A possible explanation - the "sampling window"
Steen Bay, on DPR, has suggested a possible basis for the anomaly. He asked whether, if the actual "effective acceptance dimensions" of the sensels were not tthe same in the two directions (even though the pitch was for all practical purposes identical), this could cause a difference in perceived resolution along the two axes.
I hark to my experience in digital telephony. There, when we think of sampling an audio waveform at a certain interval and then reconstructing it at the distant end, the "ideal" model has us taking an "instantaneous" sample - noting the voltage of the waveform only at the sample instants.
If we do that, then straightforward reconstruction restores the original waveform precisely (with no disturbance in its frequency content). (This assumes that the original waveform had all its frequency components below the Nyquist limit.)
In actual practice (especially in early practice), we actually measure the average voltage of the waveform over a modest finite interval centered on the desired sampling instant(s). One reason is that, were the time width of the "sampling gate" infinitesimal, the energy extracted from the waveform would be infinitesimal as well, and could not be read (or digitized)!
When we use a finite-width sampling window, the reconstituted waveform is not identical to the original waveform, but is rather is that waveform as if passed through a filter with a certain frequency response.
In fact, we then compensate for that by passing the reconstructed waveform through a filter with the complementary frequency response, thus restoring the frequency content of the original waveform - restoring the waveform.
In our situation, the "width" of the effective receptive area of the sensel is closely parallel to the width of the sampling window I mention above. Changes in that, then, will affect the frequency content of the image - the spatial frequency response of the system. If we are thinking in terms of the MTF of the system, (and I mean where the MTF is plotted as a function of spatial frequency), that curve would differ depending on the width of the sampling window.

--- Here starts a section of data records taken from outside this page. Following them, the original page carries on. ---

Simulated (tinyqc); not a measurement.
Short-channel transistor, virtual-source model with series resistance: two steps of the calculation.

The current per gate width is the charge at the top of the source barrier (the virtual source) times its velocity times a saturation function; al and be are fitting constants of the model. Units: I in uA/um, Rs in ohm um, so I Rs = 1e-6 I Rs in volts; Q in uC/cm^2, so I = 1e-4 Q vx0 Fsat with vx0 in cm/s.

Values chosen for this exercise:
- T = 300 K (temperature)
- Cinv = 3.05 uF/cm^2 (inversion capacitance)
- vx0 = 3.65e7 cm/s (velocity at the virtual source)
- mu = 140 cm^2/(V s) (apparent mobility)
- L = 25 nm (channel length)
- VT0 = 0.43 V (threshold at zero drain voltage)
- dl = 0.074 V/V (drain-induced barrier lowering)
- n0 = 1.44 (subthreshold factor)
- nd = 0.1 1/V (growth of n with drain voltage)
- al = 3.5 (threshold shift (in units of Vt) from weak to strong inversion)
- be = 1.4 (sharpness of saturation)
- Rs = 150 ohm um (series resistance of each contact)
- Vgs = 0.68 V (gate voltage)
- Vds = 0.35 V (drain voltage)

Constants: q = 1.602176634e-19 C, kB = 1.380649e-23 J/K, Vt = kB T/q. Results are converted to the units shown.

Our visual perception of the resolution limit comes down essentially to our deciding at what spatial frequency the MTF of the image falls below some non-quantified threshold - essentially, where the contrast is so reduced that we say "we can't see the individual bars".
Thus, if the MTF curve differed for the two directions as a result of the different "sample window widths", we would judge the resolution to be different.
Now, do we know how the "effective receptive dimensions" of the sensel (taking into account the working of the microlenses and such) compares in the two directions?
Just a thought.
Thanks to Steen Bay (and others) for introducing this possible consideration.
Best regards,
Doug